Economic Development Is a Risk Management Profession
Economic development is often described in the language of growth: job creation, capital investment, new projects, ribbon cuttings. Success is measured in announcements and press releases. Failure, when it happens, is treated as an exception—bad luck, bad actors, or bad execution.
That framing can be misleading.
At its core, economic development is a risk management profession—one practiced in an environment where uncertainty is high, information is incomplete, incentives can be misaligned, and the consequences of failure are personal as well as institutional.

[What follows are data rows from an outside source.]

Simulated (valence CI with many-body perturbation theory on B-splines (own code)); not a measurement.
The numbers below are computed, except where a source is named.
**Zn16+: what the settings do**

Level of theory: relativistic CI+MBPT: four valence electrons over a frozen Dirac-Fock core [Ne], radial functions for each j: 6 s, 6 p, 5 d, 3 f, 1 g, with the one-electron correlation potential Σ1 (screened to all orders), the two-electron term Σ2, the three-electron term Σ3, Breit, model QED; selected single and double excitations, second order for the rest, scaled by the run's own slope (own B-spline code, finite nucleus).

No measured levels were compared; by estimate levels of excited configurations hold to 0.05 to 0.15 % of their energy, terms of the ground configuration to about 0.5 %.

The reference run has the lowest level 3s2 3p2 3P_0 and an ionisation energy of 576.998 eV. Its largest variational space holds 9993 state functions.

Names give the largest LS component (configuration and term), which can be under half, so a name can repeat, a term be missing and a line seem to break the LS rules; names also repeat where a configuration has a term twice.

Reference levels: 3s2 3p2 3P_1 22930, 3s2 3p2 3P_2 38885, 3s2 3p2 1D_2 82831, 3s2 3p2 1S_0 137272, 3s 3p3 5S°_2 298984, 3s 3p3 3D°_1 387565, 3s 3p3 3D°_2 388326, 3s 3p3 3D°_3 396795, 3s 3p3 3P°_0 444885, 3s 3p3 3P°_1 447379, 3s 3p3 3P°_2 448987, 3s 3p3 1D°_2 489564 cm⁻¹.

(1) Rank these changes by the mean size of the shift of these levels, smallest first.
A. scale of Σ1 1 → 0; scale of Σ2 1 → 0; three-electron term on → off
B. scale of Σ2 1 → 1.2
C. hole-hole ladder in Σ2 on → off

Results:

Understanding this distinction matters, because many of the persistent problems in economic development do not stem from poor intentions or weak effort. They stem from unmanaged risk.
The Risk Economic Developers Actually Carry
Economic developers rarely control the outcomes they are judged on.
We do not control global markets, interest rates, technological change, corporate strategy, or supply chains. We also cannot control property owners and their willingness (or lack thereof ) to sell. We cannot control the behaviors of consumers. We often do not control final deal approval, incentive authorization, or long-term compliance enforcement. Yet when a project underperforms—or when an incentive becomes politically controversial—the risk crystallizes around a small number of individuals.
This creates a fundamental asymmetry:
Upside is shared across elected officials, boards, and institutions
Downside is concentrated on staff and leadership
From an economic perspective, this is a classic risk allocation problem. From a professional perspective, it is career-defining.
Why “Safe” Decisions Often Aren’t
In most public settings, economic developers are implicitly rewarded for avoiding visible failure and making short-term wins rather than maximizing long-term value. Think a ‘hunter’ versus a ‘farmer’. This pushes decision-making toward what appears safe in the moment:
Smaller, familiar projects
Conservative incentive structures
Overreliance on precedent and peer behavior
Avoidance of decisions that require nuanced explanation
These choices feel prudent. Politically, they often are. Economically, they can be costly.
The risk that is rarely acknowledged is opportunity cost—the cost of not acting, not adapting, or not reallocating resources in response to changing conditions. Declining competitiveness, eroding tax bases, and missed strategic shifts rarely produce a single headline. They accumulate quietly, over time.
Reframing the Role
If economic development is viewed primarily as growth promotion, then success and failure appear binary: the project landed or it didn’t; the jobs materialized or they didn’t.
If economic development is viewed as risk management, the evaluation changes:
Was risk appropriately identified?
Was downside exposure limited?
Were tradeoffs made explicit?
Was the decision defensible given constraints and information available at the time?
This reframing does not make decisions easier. But it makes them more honest—and ultimately more resilient.
Why This Matters
Many economic developers are not struggling because they lack passion, intelligence, or commitment. They are struggling because the system asks them to manage complex economic risk without naming it as such—and then penalizes them for outcomes they cannot fully control.
Until economic development is treated as the risk management function it truly is, communities will continue to see cautious decisions labeled as weak leadership, and bold but defensible decisions labeled as failures.
This series will explore the risks economic developers face—political, fiscal, institutional, and personal—and why better economics, not more optimism, is the path to better outcomes.